Answer to Question 1
According to Bender, a number of common pitfalls should be avoided in designing and implementing an optimum worldwide supply chain. Recognizing these in advance should help to maximize the value to be achieved through use of appropriate mathematical techniques for supply chain network design.
Short-term horizon. Unless modeling features are designed, implemented, and used with a long-term perspective, significant suboptimization is likely to occur.
Too little or too much detail. Too little detail can make it difficult to implement results due to insufficient information; too much detail can create unnecessary complexity, making it difficult to understand the results and more difficult to implement effectively.
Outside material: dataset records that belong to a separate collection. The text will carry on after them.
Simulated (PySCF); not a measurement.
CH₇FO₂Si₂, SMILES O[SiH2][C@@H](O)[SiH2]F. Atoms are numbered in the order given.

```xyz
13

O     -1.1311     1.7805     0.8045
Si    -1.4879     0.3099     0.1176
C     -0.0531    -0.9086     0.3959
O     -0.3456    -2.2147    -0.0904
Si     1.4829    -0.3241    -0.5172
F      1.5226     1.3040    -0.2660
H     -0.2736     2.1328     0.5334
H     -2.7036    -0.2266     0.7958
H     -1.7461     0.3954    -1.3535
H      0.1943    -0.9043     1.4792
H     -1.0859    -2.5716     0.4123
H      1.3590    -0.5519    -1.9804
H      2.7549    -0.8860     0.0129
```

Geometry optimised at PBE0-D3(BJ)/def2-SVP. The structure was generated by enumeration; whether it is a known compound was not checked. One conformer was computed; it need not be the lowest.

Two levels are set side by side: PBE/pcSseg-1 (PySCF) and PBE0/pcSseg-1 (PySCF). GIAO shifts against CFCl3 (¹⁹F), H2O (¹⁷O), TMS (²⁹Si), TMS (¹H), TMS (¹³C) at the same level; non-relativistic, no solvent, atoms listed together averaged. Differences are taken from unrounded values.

Thinking in two dimensions. While the use of two-dimensional maps certainly helps to provide insight into supply chain problems, the geometry of the networks may ignore cost and geographical dispersions of demand. Over significant distances, and particularly for global supply chain analyses, the curvature of the earth may distort distance calculations, in which case needed adjustments must be made.
Using published costs. Many published costs tend to represent list prices that need to be modified to reflect what may result after significant negotiations occur between buyers and sellers of transport services.
Inaccurate or incomplete costs. Analyses based on insufficiently accurate information lead to invalid results; inaccurate cost forecasts result in suboptimal allocations of resources, typically leading to seriously flawed strategies.
Fluctuating model inputs. Given the prevailing uncertainties in many of the relevant inputs to today's network design models, it is important to conduct sensitivity analyses to be aware of the potential wide swings in key model inputs.
Use of erroneous analytical techniques. The selected techniques and approaches should be matched with the level of precision desired; the identification of modeling objectives is an important forerunner to the selection of the techniques to be utilized.
Lack of appropriate robustness analysis. Since most or all model inputs have at least an element of uncertainty, it is important to understand the consequences that could result from variation in actual behavior of key model inputs; robustness analysis can help to assure the practicality and validity of the results from the selected analyses.
Answer to Question 2
A conjoint procedure can be done for either a focus group or online study. The study consists of putting together different attributes of a product and asking the customer which combinations seem the best. This analysis derives which attributes matter more than others, and which levels are sought.